Lou’s View

THE VINDICATION OF HENRY SHOEMAKER

By Lou Bernard

If you’re any kind of regular reader of my column, you’ll probably recognize the name of Henry Shoemaker. If you read my stuff occasionally, you’ve most likely read the name over two thousand times. Shoemaker was a writer, folklorist, historian, and environmentalist from McElhattan, and it’s safe to say I’m a fan.

I’ve read and researched a lot of Shoemaker’s work. During his prime, he was writing about a book a year, mostly local folklore. He would interview people, talk about their stories of ghosts, buried treasure, curses, magic, and weird monsters, and write these things into a series of books, preserving them for people in the future. Like me. I love this stuff, and I tend to write something every year for his birthday—Shoemaker was born on February 24, 1880.

The thing about Shoemaker, though, is that his work was controversial. Many people think that he made up these stories, instead of interviewing people about them. Practically every time I write about him, I get hate from someone. It’s a weird, unreasoning hate—No matter what I say, or how good a case I make for Shoemaker, I get people who simply ignore anything I’ve actually written and insist that Shoemaker was bad. It’s so ridiculous that some people have blamed Shoemaker for things that happened before he was even born.

For instance, he’s been blamed for making up the Tiadaghton Declaration of Independence. This was a document signed in Pine Creek Township in 1776, a sort of additional Declaration of Independence that’s too small-time for Nicholas Cage to steal. People have accused Shoemaker of making up that story, in spite of the fact that it’s been mentioned in books published at least fifteen years before his birth.

Shoemaker himself always claimed that he wrote down the stories the way they were told to him, and didn’t make them up. (He admitted occasionally creating a fake name or detail to protect people who were still living.) And, you know, I believe that. When you look at the track record, it makes sense that he was telling the truth about this.

I think the whole question of Shoemaker’s veracity can be answered by basically bumping the blame up one generation. When you stop asking if the stories were actual folklore or not, and start asking if Shoemaker was the one to invent them, it becomes clearer.
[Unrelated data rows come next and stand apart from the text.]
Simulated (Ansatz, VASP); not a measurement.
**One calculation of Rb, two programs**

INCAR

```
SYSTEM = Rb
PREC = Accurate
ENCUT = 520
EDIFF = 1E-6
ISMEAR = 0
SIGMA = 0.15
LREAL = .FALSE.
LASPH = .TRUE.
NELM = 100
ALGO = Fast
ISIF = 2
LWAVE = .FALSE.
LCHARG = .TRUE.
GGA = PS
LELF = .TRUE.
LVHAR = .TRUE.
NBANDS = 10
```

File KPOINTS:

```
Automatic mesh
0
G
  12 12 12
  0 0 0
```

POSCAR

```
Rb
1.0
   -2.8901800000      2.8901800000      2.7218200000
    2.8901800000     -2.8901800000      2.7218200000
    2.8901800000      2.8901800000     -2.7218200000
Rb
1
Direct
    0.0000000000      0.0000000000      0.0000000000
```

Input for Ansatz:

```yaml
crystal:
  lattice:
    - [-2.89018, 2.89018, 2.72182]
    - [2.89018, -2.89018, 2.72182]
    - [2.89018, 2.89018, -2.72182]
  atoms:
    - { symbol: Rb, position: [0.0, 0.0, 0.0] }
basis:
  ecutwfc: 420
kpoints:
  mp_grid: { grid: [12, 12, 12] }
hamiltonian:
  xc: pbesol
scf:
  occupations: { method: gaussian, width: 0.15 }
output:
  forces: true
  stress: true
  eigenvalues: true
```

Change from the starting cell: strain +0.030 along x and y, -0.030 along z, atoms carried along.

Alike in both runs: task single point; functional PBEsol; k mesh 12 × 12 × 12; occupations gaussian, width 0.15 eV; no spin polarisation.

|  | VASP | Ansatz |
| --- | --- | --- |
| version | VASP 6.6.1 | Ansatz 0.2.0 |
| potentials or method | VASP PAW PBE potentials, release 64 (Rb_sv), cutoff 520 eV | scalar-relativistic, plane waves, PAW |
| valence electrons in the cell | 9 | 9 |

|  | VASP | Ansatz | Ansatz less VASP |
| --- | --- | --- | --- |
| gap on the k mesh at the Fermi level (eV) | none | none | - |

Look to his sources. In his introductions, he lists many of them: Seth Nelson, Daniel Marks, John Chatham. Many of these guys were old hunting and fishing types, and exactly the type of guys to exaggerate stories. I’m sure none of them ever caught fish that was under four feet long, or shot an animal that wasn’t a perfect specimen.

Seth Nelson, one of Shoemaker’s sources, is a really good example of this. He was what we might politely call a teller of tall tales. Nelson, a panther hunter from the Keating area, was full of stories about how he used to drop his gun and take on panthers and bears in hand-to-hand combat, never losing. He claimed to be immortal and have recovered from blindness through sheer determination. During the Rain of Fire, an 1833 meteor shower, he claimed to have been unharmed after being hit in the head repeatedly with meteors.

Nelson is the most dramatic example, but the rest of these guys were to some extent similar. Looking at the facts, I think Shoemaker was telling the truth: He wrote the stories down the way they were told to him. If the stories were made-up ones instead of folklore, it may have been the guys who told it to him.

And I am sure there’s someone out there right now, reading this, who is sitting down to send me a nasty e-mail.

Have at it. It’s Shoemaker’s birthday, and I figure he deserves a little credit for what he’s done.